I also finally found someone who could help me with the spiritual aspects that I was trying to come to grips with. I saw him weekly at first, then monthly, then spaced it out a bit more until I felt I had more of a handle on things.

The importance of boundaries

Through my own inner work I discovered I had no boundaries in either my physical life or my non-physical life, and believe me, if you don’t have boundaries in your physical life that’s definitely reflected in your non-physical life - and not in a good way. So I had to learn to put boundaries in place, to say no to some things, and release people from my life that drained my energy.

I realised I was spinning my wheels at work, not really enjoying it, not doing what I was good at and really just stuck on a treadmill. So I retrained as a life coach and launched my own business.

Burnout

At the beginning of this year, I realised I was on the verge of burnout so I put my life on hold (literally) and retreated to the country where it took me 4 months to recover enough to head back in to the real world again. But the country has my heart and is better for my soul so I’m going to stay here rather than return to the city.

And through all of the seven years of turmoil, my relationship with my husband was faltering, and we are now amicably parting company and heading in different directions.

All of that from one little bang on the head.

Feathers, bricks and trucks

The point here is that we don’t know what’s ahead and things can seem completely unrelated, but when you reflect back on your life you can pinpoint times, events or people that have had a huge impact and changed the course of your life.

It’s not by accident that these events occur. They say that the Universe gives you a nudge with a feather first. If you don’t get that message, it hits you with a brick. And if you fail to receive that message it takes you out with a truck. In other words the messages get louder and clearer until you pay attention.

Clearly I wasn’t paying any attention to any of the nudges and in the end got hit with the truck. Not the easiest option to have chosen, unfortunately, but it has definitely brought great change and learning with it.

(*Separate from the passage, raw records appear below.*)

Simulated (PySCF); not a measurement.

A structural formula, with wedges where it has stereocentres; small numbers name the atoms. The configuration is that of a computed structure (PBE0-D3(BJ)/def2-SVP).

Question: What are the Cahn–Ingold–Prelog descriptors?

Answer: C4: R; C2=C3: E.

So, if your heart is calling for something different and there are areas of challenge or difficulty cropping up in your life, pay attention! This is the feather nudge stage. Just know that the nudges will get stronger and louder until you do something about it, so I suggest you do something now rather than waiting for the brick. Or the truck.

If you like challenges, though, maybe the truck would suit you best. I’ll leave it to you to decide.